Can synthetic data bridge the AI training data gap?

Profile picture for user Neil Raden By Neil Raden July 27, 2021
The problem of ineffective or biased AI training data persists. Can synthetically-generated data alleviate this, or complement real data? It's not a simple question but it's one we need to assess.


We know that AI requires a great deal of data. At a minimum, to return valuable results. However, gathering the data and preparing it is complex. We have to check if there is bias in the data (and that is not a solved problem). We have to be sure the data doesn't contain sensitive information.

There are overlapping statutes and regulations about the data, particularly personal identification. The data may be incomplete, and it may not be representative of the population we are (presumably) trying to understand. And given its size, potentially a billion records or more, how would we ever meet all those requirements?

That old saying, "necessity is the mother of invention," has asserted itself with a different approach: synthetic data. In other words, skip the data wrangling and just create your data. Here is what I thought when I first heard it:

  • Say what?
  • The premise o ML is that the answer is in the data.
  • If you create your data, aren't you already telling the model the answer?
  • If you create your data, by whatever means, aren't you just as likely to insert your biases?
  • What do you mean it's "computer-generated?"
  • It must have some direction.

On that last point, it does.

Synthetic data is premised on the idea that the generated data has the identical mathematical and statistical properties as the real-world dataset it is replacing. Vendors claim that their solutions perform better than real-world data by correcting bias typically in datasets, particularly those containing history. How does it work? There are a few approaches.

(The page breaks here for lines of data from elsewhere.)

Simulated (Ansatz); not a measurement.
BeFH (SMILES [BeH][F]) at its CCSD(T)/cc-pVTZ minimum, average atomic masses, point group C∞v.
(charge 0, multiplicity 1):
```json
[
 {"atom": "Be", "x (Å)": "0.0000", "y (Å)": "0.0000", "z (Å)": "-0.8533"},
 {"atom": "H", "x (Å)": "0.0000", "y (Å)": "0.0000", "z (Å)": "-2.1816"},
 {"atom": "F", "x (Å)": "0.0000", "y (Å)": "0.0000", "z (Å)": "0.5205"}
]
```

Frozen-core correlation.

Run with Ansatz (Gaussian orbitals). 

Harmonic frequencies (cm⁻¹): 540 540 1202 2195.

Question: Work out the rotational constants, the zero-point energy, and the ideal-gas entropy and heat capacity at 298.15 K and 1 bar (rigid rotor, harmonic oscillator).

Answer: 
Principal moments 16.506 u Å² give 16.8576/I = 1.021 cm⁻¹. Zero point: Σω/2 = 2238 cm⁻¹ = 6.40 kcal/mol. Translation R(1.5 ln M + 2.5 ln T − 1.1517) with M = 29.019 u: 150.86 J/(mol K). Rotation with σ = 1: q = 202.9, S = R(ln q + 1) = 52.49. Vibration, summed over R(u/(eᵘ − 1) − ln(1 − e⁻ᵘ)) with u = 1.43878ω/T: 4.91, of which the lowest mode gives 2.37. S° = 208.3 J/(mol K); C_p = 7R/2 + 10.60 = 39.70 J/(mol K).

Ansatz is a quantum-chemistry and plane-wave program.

The different approaches to synthetic data

1. No real data

If there is no actual data, but the AI engineer possesses a broad understanding of data set distribution, the engineer can create a random sample of any distribution such as Normal, Exponential, Chi-square, etc. The quality of the synthetic data is dependent on the engineer's grasp of a specific data environment.

2. There is real data

If there is real data, then synthetic data is generated by a best-fit distribution. If the distribution is already known, they can use a Monte Carlo method.

3. Only some real data

When only a portion of actual data exists, a hybrid synthetic data generation approach is used. The engineer generates part of the data set from assumed distributions and generates other parts from actual data.

Test-driving synthetic AI data

Just like models to create deep fakes, synthetic data generation uses generative adversarial networks (GAN). What's a GAN? A GAN uses a pair of neural networks. One generates synthetic data, and the other tries to detect if it's real. The networks continue until the discriminator function cannot distinguish between natural and synthetic data.

Another technique uses a Variational Autoencoder. To keep it simple, a variational autoencoder compresses the original data set and transmits data to the decoder. Then the decoder generates an output that mirrors the original data set. The system is designed to optimize correlation between input and output data.

Clear as mud?

I've had the chance to get my hands on a small sample of synthetic data software:

  • IBM, AWS and Microsoft already have synthetic data generators.
  • Hazy - used to boost fraud and money Laundering detection.
  • AiFi - Simulates retail stores and shopper behavior.
  • One View - creates datasets for astronomy and imagery.

My take

Would using algorithmic processes based on a data set match the distribution either presumed by the engineer or detected by a model? How does synthetic data deal with outliers? Black swans? Creating data based in statistics of the actual data set statistics is a little troubling. But then, what does the machine learning model do? It finds patterns, does a million differential equations to get to the cost function as fast as possible, a process derailed by Shortcut Learning and Adversarial Perturbations, from which the GANs are particularly susceptible.

I'm going to withhold judgment until I see some qualified results how well this operates. It seems like everything that happens with AI caries seeds of disaster. Like Paul Virilio said, "The invention of the ship was also the invention of the shipwreck."